Stones With a Human Heart

Even in times of uncertainty, the human heart can remain open to hope and the promise of a better tomorrow.

This past week, the lyrics of the classic Israeli song “HaKotel” (“The Western Wall,” written by Yossi Gamzu and Dubi Zeltzer and made popular by singer Ofra Haza) have echoed in my mind: “Yesh anashim im lev shel even, yesh avanim im lev adam, There are people with hearts of stone, and there are stones with a human heart.”

These words have lingered with me as we move through days that feel both fragile and profound. The ceasefires between Israel and Iran, and between Israel and Hezbollah in Lebanon, remain deeply fragile. Each report of a rocket or missile reminds us how quickly calm can give way to escalation, how urgently peace must be protected and sustained.

The reverberations are not distant. They reach us here in North America, shaping how we gather, how we pray, how we care for one another. Just days ago, Reform Congregation Beth Israel in Houston, Texas, and its school community faced threats that forced early closure. Fear entered a sacred space, a place meant for learning, for prayer, for belonging. Yet what followed was not silence or withdrawal. It was community. It was vigilance joined with resilience. It was a reminder that even when confronted with acts that attempt to harden hearts, we are called to respond differently. We are called to be among those who refuse hearts of stone, choosing instead to live with hearts open to life, connection, and responsibility for one another.

And this week as well, we marked Yom HaZikaron, Israel Memorial Day, for fallen soldiers and victims of terror in Israel and Yom Ha’atzma’ut, Israel Independence Day. These sacred days ask something powerful of us. We move from remembrance to celebration, from grief to gratitude, from honoring loss to affirming life. The transition is not simple. It is not meant to be. It reflects the fullness of our story as a people.

Am Yisrael Chai – The Jewish People Lives!” is not only a declaration of survival. It is a commitment to purpose. It reminds us that even in moments of tension or uncertainty, our task is to hold fast to what binds us together: memory, responsibility, and hope.

In these days, I return to a moment of learning that has stayed with me. Years ago, I stood on Mount Herzl, Israel’s national cemetery, a place that carries the weight and the wonder of the Jewish story. Guided by Professor David Mendelsson, we were invited to see the site not only as a place of burial, but as a living testament to the values of a people still becoming.

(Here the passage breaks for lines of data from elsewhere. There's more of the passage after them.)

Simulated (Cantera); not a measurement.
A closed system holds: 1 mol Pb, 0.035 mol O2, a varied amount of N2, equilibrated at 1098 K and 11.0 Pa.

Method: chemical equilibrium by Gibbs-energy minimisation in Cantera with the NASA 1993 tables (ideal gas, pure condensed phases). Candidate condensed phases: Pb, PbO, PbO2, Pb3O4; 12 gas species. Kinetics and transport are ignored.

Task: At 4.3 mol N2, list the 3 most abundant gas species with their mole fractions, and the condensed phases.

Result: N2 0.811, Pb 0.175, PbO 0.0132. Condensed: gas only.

We stood at the resting places of Theodor Herzl, Yitzhak Rabin, Shimon Peres, and Hannah Senesh, alongside countless young soldiers whose lives were cut short in defense of the State of Israel. Each name, each stone, tells a story of courage, sacrifice, and enduring vision.

As we walked, we saw how the diversity of the Jewish people is etched into that sacred ground. Communities from Morocco, the former Soviet Union, Ethiopia, and beyond have all shaped the unfolding narrative of Israel. Their voices, traditions, and dreams are woven into the fabric of the nation.

While we stood there, the rain began to fall. It came softly at first, then steadily, until we were soaked through. It felt as though the heavens themselves were joining in remembrance. We paused together and recited memorial prayers and Kaddish:

“Remember the fallen of the State of Israel, our brothers and sisters, the victims of terror. May the darkness of their loss not obscure the light of peace. …Yitbarach v’yistabach v’yitpa’er…”

In that moment, physical discomfort faded into the background. What remained was clarity. Memory is not passive. “Never again” is not only a statement of the past; it is a call that shapes how we live now.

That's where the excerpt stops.